Varieties of Yoga
Yoga has its origins in the human experience. These techniques for living a healthy, happy, and spiritually aware
life have developed through thousands of years and across many civilizations. The human sciences of yoga are
said to have been first systematized and used in their evolved forms over 40,000 years ago. They were openly
taught and integrated into daily living. These systems were not a mystical activity. The work of the early yogis
was based upon tangible observations of energy and the effects of different activities and attitudes on the
balance of those energies in the individual.
All forms of yoga focus on stimulating and regulating the human energy that is the very essence of
consciousness. This energy is called the Kundalini. As it originally evolved, each student of yoga worked on all
aspects of himself. He exercised the physical, disciplined the mental, analyzed and discussed the world
intellectually, etc. Yoga was holistic, permeating every level of human existence. With the passage of time, the
techniques became diluted and divided. As individuals catered to their different needs and personalities, they
chose to emphasize and practice separate components of the total yogic system. Some preferred just exercise,
ignoring mantra; some did mantra and meditation without breath control. Over time this led to the ultimate
recognition of 22 different schools of yoga. Of this original division of 22, fewer than a dozen schools
of yoga are widely practised today, of which the most known are the following ones:
The Bhagavad Gita, one of the central scriptures of the vedic high culture of India based on the
Vedas, the Upanishads, on Brahmanism and on Yoga, calls Karma Yoga, Bhakti
Yoga, and Gyan Yoga the "Tri-Marga" or Threefold Path.
Karma Yoga: Freedom in Action
Karma Yoga is action in service to the boundless will of the soul. Each action becomes a Dharma, a
joyful duty. It is selfless action with no thought of reward.

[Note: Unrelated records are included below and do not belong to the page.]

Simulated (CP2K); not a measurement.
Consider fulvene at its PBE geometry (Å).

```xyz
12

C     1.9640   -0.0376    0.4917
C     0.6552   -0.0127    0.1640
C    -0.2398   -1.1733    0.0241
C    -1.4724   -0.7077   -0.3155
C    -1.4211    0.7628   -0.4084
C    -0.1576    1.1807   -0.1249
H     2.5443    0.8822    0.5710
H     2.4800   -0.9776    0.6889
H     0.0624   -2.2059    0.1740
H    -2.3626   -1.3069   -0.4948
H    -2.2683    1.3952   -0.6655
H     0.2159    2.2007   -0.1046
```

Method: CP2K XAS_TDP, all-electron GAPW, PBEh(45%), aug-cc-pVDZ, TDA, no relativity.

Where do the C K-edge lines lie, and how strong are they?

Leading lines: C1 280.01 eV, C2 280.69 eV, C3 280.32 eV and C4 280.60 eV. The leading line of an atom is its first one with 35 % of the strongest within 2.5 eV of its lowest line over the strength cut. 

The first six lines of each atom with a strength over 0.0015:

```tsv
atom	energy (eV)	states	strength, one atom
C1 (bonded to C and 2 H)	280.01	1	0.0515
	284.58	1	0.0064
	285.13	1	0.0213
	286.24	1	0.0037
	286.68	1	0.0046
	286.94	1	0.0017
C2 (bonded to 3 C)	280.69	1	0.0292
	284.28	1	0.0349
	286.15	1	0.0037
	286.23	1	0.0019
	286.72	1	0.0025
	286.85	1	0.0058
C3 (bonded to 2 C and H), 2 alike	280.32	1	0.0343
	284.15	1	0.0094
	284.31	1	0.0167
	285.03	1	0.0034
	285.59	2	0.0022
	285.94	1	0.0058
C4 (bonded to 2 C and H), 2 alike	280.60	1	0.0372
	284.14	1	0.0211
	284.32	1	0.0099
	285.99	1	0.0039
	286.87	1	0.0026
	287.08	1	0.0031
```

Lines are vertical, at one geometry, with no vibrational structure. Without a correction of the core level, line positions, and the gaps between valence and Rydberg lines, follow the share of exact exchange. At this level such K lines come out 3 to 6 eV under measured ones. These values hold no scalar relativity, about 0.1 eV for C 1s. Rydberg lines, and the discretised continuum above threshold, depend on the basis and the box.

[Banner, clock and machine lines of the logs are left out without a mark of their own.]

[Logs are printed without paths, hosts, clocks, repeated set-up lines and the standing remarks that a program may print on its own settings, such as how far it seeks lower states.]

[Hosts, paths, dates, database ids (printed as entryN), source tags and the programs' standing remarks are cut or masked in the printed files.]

Bhakti Yoga: Transcending Self through Love
Bhakti Yoga is the path of devotion, commitment, total and complete surrender to the love of the Divine as
Gyan (Jnana) Yoga: See with the Eyes of Wisdom
Gyan means knowledge, or more specifically, the experienced knowledge inside oneself. Gyan Yoga,
also known as Jnana Yoga, is the path of intellectual discrimination, knowing clearly without the
subconscious clouding the clarity. It is the path of the intellectual and intuitive realization of the Divine in
which one sees God in everything.
Hatha Yoga: Cultivating the Body
Hatha Yoga is the most popular and widely-practised form of yoga in the West. It concentrates on
perfecting the physical body in order to affect the mind and consciousness. It utilizes 84 postures
(Asanas), 24 Mudras (energy seals), and three Maha-Mudras, along with breath control. Hatha
Yoga can be understood as a science where the sun and moon energy are directly united to raise the
Kundalini. Hatha Yoga requires many years of practice under a knowledgeable teacher to reach perfection,
and it emphasizes flexibility and patience.
Raj Yoga: Achieving Spiritual Regality
Raj Yoga, the Royal Path, is referred to as the Yoga of Meditation. It is a science whose
philosophy includes the path of Ashtanga Yoga (the Eightfold Path), expounded by Patanjali. Raja
Yoga involves the study of the psychic centers, and the development of the will and mental faculties as carriers
of the great spiritual energy. It can also be called "royal mastery of yogic virtues and values". Traditionally,
this path called for a concentrated, monastic type of life, and needed years to reach perfection.
Mantra Yoga & Laya Yoga: Transcending through Sound
Mantra Yoga uses sound as a vehicle of transcendence. The goal of Laya Yoga is to merge finite
consciousness with Infinite consciousness. With Laya and Mantra Yoga the mind is expanded through rhythm,
breath, sound and mantra.
Kriya Yoga: Bringing Action to Fulfillment
Kriya Yoga is the discipline to bring actions to a fulfillment and completion within the self. In the
Yoga-Sutra of Patanjali it is mentioned as the combined practice of cleansing exercises (Tapas), deep
study (Svadhyaya), and devotional conscious worship of the Supreme One in all (Ishvara-Pranidhana).